Unsanitary carnivorous, rice laden Filipino food culture

Now that I’m turning vegan but still sometimes I believe eating once or twice a month of absolutely clean meat for social purposes I should be able to handle; I’m beginning to see the flaws of our carnivorous and unsanitary Filipino food culture.

Although we have probably been eating this way for the past 50 to 100 years, it does not mean it is correct, nor is it optimal.

Here is my critique:

1. Filipinos eat too much meat! Meat at breakfast, meat at lunch, meat at dinner, meat during merienda (snacks). The culture surmises that not being able to serve meat is the biggest sign of poverty. So by this logic, everyone is now prosperous, especially in the city where meat has become cheaper than vegetables and fruits. In fact the common urban Filipino has rice and meat as the top two priorities in his meal, vegetables and fruits are optional and many times non-existent. Most think they will never be satisfied with a meal that has no meat in it.

2. Unsanitary and unfresh meat handling.  Meats are displayed without refrigeration.  Meats are displayed with dirty, ugly flies infesting them.  Prospective buyers pressing their fingers on them.  And they pigs and chickens are grown on corporate feeds, hormones, antibiotics.  At least filipino cows are still fed grass.  Yuck.  The fish?  They come from far away.  Put on a truck.  Dead for several hours.  Water and ice put on them to make them seem fresh.  Yuck.  I now only buy freshly killed goat maybe once a month in the morning, cook immediately for lunch.  I also buy only live fish.  Kill to cook immediately.

At least most Filipinos have the common sense to only cook LIVE CRABS, never dead ones.  That is one good point.

3. Vegetable dishes, vegetarian cooking is absent in traditions. Filipinos usually cannot make vegetable dishes without using some form of animal as flavoring. What is now worse is many are brainwashed to believe those multinational corporation advertisements to substitute meat flavoring with artificial chemical flavors found in instant flavor cubes or flavor sachets.

4. White rice is everywhere. Most Filipinos refuse to eat brown or red rice. Rice and bread in the morning. Rice at lunch. Rice at dinner. Breads in the snacks. Rice cakes as snacks. Rice, rice, rice. You want to torture a filipino? Feed him no rice for a couple of days. In fact, our nannies call a meal “rice.” A meal is not a meal without rice. And that is what I keep on hammering at our nannies, call lunch lunch, call breakfast breakfast. Instead of asking our children, have you eaten “rice”? You haven’t finished your “rice?” What a bad joke.

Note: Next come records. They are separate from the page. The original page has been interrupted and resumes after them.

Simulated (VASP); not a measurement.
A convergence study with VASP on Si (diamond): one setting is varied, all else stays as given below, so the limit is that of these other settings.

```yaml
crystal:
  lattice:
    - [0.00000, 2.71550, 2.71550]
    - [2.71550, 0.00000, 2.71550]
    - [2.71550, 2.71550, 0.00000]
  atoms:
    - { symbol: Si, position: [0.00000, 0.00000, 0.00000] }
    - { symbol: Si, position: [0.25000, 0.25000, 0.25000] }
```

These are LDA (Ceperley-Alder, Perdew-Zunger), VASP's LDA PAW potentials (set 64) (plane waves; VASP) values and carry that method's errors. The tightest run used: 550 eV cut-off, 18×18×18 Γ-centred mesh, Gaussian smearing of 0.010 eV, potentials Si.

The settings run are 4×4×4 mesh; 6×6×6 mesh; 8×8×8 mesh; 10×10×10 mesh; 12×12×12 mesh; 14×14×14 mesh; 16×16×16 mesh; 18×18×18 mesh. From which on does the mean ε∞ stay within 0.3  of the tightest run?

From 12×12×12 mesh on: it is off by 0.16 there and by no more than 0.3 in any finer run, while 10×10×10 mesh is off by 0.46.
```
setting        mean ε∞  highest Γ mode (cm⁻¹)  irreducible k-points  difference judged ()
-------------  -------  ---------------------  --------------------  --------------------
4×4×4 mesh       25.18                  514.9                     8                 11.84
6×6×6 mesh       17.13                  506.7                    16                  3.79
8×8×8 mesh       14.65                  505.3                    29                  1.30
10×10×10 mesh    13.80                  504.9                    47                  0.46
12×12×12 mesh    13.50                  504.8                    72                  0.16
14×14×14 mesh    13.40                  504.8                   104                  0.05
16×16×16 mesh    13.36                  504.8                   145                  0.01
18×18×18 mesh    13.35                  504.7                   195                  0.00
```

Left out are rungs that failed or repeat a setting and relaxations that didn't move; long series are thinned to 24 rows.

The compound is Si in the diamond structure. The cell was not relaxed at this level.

The top meal combination is rice + meat (or eggs or fish). Ultimately acidic. No wonder dentistry is lucrative and common. Teeth are being leached of calcium to alkalize the body.

I’m changing this for the sake of my children. My goal will be measured by the number of cavities my children suffer from.

Now is my chance to save my 3 year old from the acidic culture. Wish me luck. I have to do battle with the whole household. But I am daddy. And that counts for a lot.